When properly designed and executed, trusts can have incredible estate tax advantages. Here’s what you should know.

One of the most common reasons to create a trust is to maximize the wealth transfer between generations, i.e., to make sure your beneficiaries receive the most assets possible. This is where potential tax savings through trusts comes in.

Tax savings through trusts

When properly designed and executed, trusts can have incredible estate tax advantages, most notably because of the federal government’s allowances of tax-free giving – up to a certain amount – during life and after death. To ensure you’re doing your best to take care of your loved ones once you’re gone, you must understand how to best maneuver through the various applicable taxes on property transfers between individuals both in life and after death.

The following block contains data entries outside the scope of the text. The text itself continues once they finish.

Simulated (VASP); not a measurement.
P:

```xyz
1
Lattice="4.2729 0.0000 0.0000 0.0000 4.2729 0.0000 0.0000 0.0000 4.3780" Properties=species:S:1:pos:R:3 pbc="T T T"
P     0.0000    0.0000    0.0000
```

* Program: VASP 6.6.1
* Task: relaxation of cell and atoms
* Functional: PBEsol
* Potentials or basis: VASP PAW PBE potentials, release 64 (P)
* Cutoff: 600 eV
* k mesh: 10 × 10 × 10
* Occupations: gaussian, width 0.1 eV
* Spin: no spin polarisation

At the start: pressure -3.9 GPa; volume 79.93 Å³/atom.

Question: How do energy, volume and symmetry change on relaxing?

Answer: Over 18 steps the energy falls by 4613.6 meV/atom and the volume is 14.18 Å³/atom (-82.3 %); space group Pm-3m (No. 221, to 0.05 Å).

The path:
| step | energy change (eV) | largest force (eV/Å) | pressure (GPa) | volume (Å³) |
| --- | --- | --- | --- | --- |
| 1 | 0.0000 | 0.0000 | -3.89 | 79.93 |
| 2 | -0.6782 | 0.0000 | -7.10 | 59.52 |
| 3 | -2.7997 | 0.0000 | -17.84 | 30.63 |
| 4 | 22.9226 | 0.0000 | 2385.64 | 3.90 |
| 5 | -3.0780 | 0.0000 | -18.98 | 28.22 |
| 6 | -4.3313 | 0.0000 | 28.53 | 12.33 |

Most notably, the federal government collects estate and gift taxes on certain property transfers between individuals as well as taxes on a generation-skipping tax (GST) on transfers from grandparents to grandchildren that skip the intervening generation. To maximize the tax benefits of trusts, then, it is imperative to understand how these three – the estate tax, the gift tax and GST tax – work together.

Estate tax

The federal government applies an estate tax, sometimes called a “death tax,” to those estates whose gross value exceed a certain threshold; the personal estate tax exemption permits each individual taxpayer to transfer property up to a certain amount without incurring any federal estate tax liability.

To determine whether an estate owes estate tax, the executor of the estate must first calculate the value of the “gross” estate. The gross estate includes all property in which the decedent had an interest.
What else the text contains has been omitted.